This beautiful Geometric Victorian Tiled Hallway at a property in the small Cumbrian town of Sedbergh had been covered by carpet and then Vinyl beneath the carpet. Far from causing an issue with the floor however it had protected the beautiful old tiles, but they needed a deep clean and seal. The client really wanted to make the most of the character features of the property and the hall floor was their first priority.
I discussed with the client the process of cleaning and we agreed a quote for the work, arranging a date for the work to be carried out later in the month. If you have never been Sedbergh is well worth a visit, it sits just within the Yorkshire Dales National Park at the foot of the Howgill Fells making it very popular with walkers.
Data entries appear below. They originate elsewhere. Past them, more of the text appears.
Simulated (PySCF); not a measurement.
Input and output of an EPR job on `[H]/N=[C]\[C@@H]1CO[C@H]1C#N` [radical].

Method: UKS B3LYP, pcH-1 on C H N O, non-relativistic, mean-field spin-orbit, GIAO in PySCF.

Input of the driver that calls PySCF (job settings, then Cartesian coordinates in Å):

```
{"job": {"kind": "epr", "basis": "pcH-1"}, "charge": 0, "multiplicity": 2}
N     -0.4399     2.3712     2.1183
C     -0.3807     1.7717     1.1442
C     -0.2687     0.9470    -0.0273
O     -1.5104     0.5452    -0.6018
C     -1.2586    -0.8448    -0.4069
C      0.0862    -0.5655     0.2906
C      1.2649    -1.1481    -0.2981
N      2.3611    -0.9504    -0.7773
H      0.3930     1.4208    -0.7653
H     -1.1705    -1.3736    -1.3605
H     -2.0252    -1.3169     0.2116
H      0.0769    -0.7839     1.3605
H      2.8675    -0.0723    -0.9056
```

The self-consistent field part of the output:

Cleaning a Victorian Tiled Hallway Floor
The floor had a lovely decorative tile border that ran along the perimeter of the hallway however some damage had occurred when fitting central heating pipers many years earlier. There were also small holes around the edges that I suspect were used to secure the carpet gripper. To resolve this my first task was to replace the damaged tiles and fill the small holes with grout in a matching colour.
Once the repairs had set, I started the cleaning process with a coarse 200-grit Diamond pad followed by a 400-grit pad which were run over the floor using a weighed buffing machine. Only water is used during this process to add lubrication, no chemicals are needed and once done the floor is rinsed with water and the slurry removed with a wet vacuum.
The corners and edges which were are not accessible with the machine had to be done by hand, so we used small burnishing blocks for these. The Green block is great at getting the dirt off the tiles, but leaves the pores of the clay open, so this needs to be finished with the Black 100, Red 200 and Yellow 400 Diamond Block used in sequence which then matches the pores of the clay tiles in the rest of the floor.
We finished the clean, with a light acid rinse using Tile Doctor Grout Clean-up, left on the surface for no more than 5 minutes before rinsing and extracting. This process further cleans the floor and counters any potential efflorescence issues by neutralising alkaline salts in the floor. This is a common problem with old Victorian tiles which don’t have a damp-proof membrane.
Sealing a Victorian Tiled Hallway Floor
The floor was left to dry out overnight and the next day I came back to inspect the floor and make sure it was dry so it could be sealed. Usually one night to dry is fine during the summer although in the winter sometimes it takes two or even three days. Sealers don’t cure well on damp floors resulting in a patchy appearance so before sealing we always check the floor is fully dry with a damp meter in several areas. Only once we are happy that the moisture readings in the floor are below a certain level do go ahead and apply a sealer.
To seal and protect the Victorian tile, a couple of coats of Tile Doctor Colour Grow were applied to the floor. Colour Grow is a fully breathable, colour enhancing sealer which ticks a lot of boxes for this type of floor as old floors don’t have a damp-proof membrane fitted. This is an important consideration as moisture will be also to rise through the tile from the subfloor and not get trapped underneath where it could spread to the walls. Other types of sealer such as acrylic, wax, polishes etc don’t last long if there is dampness in the floor. Tile Doctor Colour Grow copes well in these conditions and can be used in wet rooms, shower cubicles and external patio areas so its’s more than suitable for a slightly damp floor which is often the case with a Victorian base.